At $13, Is Paramount Stock Deeply Undervalued?
Paramount Global stock (NASDAQ: PARA) has had a tough year, declining by about 21% year-to-date, underperforming the S&P 500 which has risen by about 13% over the same period. The stock also remains down by over 36% in the last 12 months. The markets have been penalizing Paramount for some time now, considering its mounting investments into streaming operations and the company’s decision to cut its quarterly dividend from $0.24 to $0.05 per share earlier this year. Moreover, the linear TV advertising market has faced headwinds as high inflation and softening consumer spending have caused marketers to pare back on ad spending, and this, too, has impacted Paramount. Although Paramount’s Q2 2023 results were a bit better than expected, revenue still declined by about 2% year-over-year to $7.62 billion, while adjusted earnings came in at $0.10 per share. The recent settlement between The Walt Disney Company and Charter – which will involve Disney removing smaller, underperforming channels from cable bundles while adding streaming offerings – is also likely to have broader repercussions for the TV industry, and this could also be weighing on Paramount stock, given its exposure to the legacy TV space.
Interestingly, Paramount stock has a Sharpe Ratio of -0.3 since early 2017, lower than 0.6 for the S&P 500 Index over the same period. This compares with the Sharpe of 1.3 for the Trefis Reinforced Value portfolio. Sharpe is a measure of return per unit of risk, and high-performance portfolios can provide the best of both worlds.
That being said, we believe that Paramount stock looks oversold at current levels of about $13 per share. Paramount streaming investments appear to be paying off slowly. Over Q2, subscription revenue grew 47% to over $1.2 billion, led by subscriber growth on Paramount+. We think that Paramount’s earnings have considerable potential to increase in the coming years, given the long-term monetization prospects of the streaming business. For perspective, the company is projecting a 20% uptick in average revenue per user for Paramount+ in 2024. Paramount previously raised its 2024 direct-to-consumer revenue target from $6 billion to $9 billion. Moreover, Paramount can monetize its new content investments via a mix of television, theatricals, and streaming, helping it to boost its returns compared to players such as Netflix which are purely streaming-focused. Paramount stock trades at just about 11x projected 2024 earnings (which are being depressed by the current streaming spending) which is attractive, in our view. This is well below the likes of Netflix, which trades at over 26x 2024 earnings. We value Paramount stock at about $24 per share, which is well ahead of the current market price. See our analysis on Paramount Global Valuation: Expensive Or Cheap for more details on what’s driving our price estimate for Paramount.

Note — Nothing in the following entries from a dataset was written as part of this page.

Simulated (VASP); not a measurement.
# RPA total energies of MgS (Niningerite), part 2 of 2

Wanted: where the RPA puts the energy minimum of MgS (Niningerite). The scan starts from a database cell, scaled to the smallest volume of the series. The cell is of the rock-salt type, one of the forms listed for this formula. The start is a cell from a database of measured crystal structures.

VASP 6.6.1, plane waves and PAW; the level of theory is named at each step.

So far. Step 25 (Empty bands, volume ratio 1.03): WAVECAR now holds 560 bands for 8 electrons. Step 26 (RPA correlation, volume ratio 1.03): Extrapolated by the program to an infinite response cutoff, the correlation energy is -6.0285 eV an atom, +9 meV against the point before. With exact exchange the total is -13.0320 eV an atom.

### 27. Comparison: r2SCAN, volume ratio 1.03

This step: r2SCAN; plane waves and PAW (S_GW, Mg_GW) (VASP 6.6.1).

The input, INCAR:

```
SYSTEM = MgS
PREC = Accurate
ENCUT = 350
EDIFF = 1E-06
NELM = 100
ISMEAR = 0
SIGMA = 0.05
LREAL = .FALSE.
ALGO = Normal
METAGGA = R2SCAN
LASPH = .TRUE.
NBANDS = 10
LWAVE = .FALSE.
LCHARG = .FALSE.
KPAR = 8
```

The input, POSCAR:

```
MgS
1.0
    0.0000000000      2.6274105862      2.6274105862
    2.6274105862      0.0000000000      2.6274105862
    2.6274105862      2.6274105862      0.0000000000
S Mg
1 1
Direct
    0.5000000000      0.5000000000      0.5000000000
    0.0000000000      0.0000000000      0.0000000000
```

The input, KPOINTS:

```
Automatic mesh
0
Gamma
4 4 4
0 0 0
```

Returns | Sep 2023 MTD [1] |
2023 YTD [1] |
2017-23 Total [2] |
PARA Return | -12% | -21% | -79% |
S&P 500 Return | -4% | 13% | 93% |
Trefis Reinforced Value Portfolio | -6% | 23% | 534% |
- Despite Skydance Drama Is Paramount Stock Still Cheap At $10?
- With Its Studio Business Much Sought After, What’s Next For Paramount?
- Paramount Stock Is Down 70% Since 2021. Will A Q3 Earnings Surprise Drive A Recovery For The Stock?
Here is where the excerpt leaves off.